AUSTIN, Texas -- Texas quarterback David Ash met the media Monday, his injured left wrist lightly wrapped, and declared himself fit to play against Baylor on Saturday.
The baseball-sized knot that sprung up in his wrist during Saturday's loss to Oklahoma was no longer visible. Ash looked much more optimistic about his immediate playing future than the uncertainty he wore on his face at the Cotton Bowl.
"Yeah, I will play," said Ash, whose 25th-ranked Longhorns will host Baylor.
Ash was injured when he took a direct helmet-to-wrist hit while attempting a pass with 9:43 left in Texas' 63-21 drubbing to the Sooners. He was replaced by Case McCoy, who went 5-of-8 for 102 yards and two touchdowns against largely second- and third-team Oklahoma defenders.

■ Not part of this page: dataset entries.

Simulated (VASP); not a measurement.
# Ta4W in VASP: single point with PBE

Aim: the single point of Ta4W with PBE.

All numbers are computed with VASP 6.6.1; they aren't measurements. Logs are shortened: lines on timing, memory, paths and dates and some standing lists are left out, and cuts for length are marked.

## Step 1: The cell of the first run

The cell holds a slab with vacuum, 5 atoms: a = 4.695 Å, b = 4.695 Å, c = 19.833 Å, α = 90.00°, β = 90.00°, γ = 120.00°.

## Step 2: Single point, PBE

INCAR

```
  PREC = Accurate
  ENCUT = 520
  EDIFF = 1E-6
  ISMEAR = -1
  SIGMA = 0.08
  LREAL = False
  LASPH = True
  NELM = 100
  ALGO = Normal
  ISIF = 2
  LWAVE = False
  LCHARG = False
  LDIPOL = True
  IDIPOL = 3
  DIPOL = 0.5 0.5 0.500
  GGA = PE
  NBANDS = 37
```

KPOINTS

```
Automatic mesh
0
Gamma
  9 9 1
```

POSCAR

The odds of McCoy seeing Baylor's first team as the starting quarterback in Austin seemed high given what Ash's wrist looked like before it was covered by a towel on the sideline.
"When it hit in the game I was just like, 'Shoot, that kind of hurt,'" Ash said. "I was running off and sat down and looked at it and went, 'Oh shoot.' Everybody started freaking out."
Ash thought his wrist was broken.
"That was the initial thought, that I had cracked it," he said. An X-ray showed that there was not a fracture.
"It definitely looks worse than it is," Ash said.
Ash said he practiced on Sunday, that he has taken snaps and that he could "handle a football."
Prior to the injury, Ash, like most who play on Texas' offense, wasn't doing much of anything against Oklahoma. He was 13-of-29 for 113 yards and two interceptions.
"I did not play as well as I could have," Ash said. "There were a lot of plays that I could have made that I didn't. I thought my poorest job was getting my team ready to play. I didn't do a good job of that."
It was easily the worst game of the season for a player who has quickly transitioned from question mark to not even a question on Texas' offense. Ash had thrown for an average of 300 yards per game in the three games previous to Oklahoma.
He hinted that some complacency might have set in on the offensive side, given its point production over the previous three weeks.
"I feel like there are a lot of things that we had gotten rolling and I thought they were going to keep going that way," Ash said. "We didn't pay attention to them as much, as much as I should have."
But those are things that he insists he'll home in on this week as the Longhorns try to put a third straight loss to Oklahoma behind them.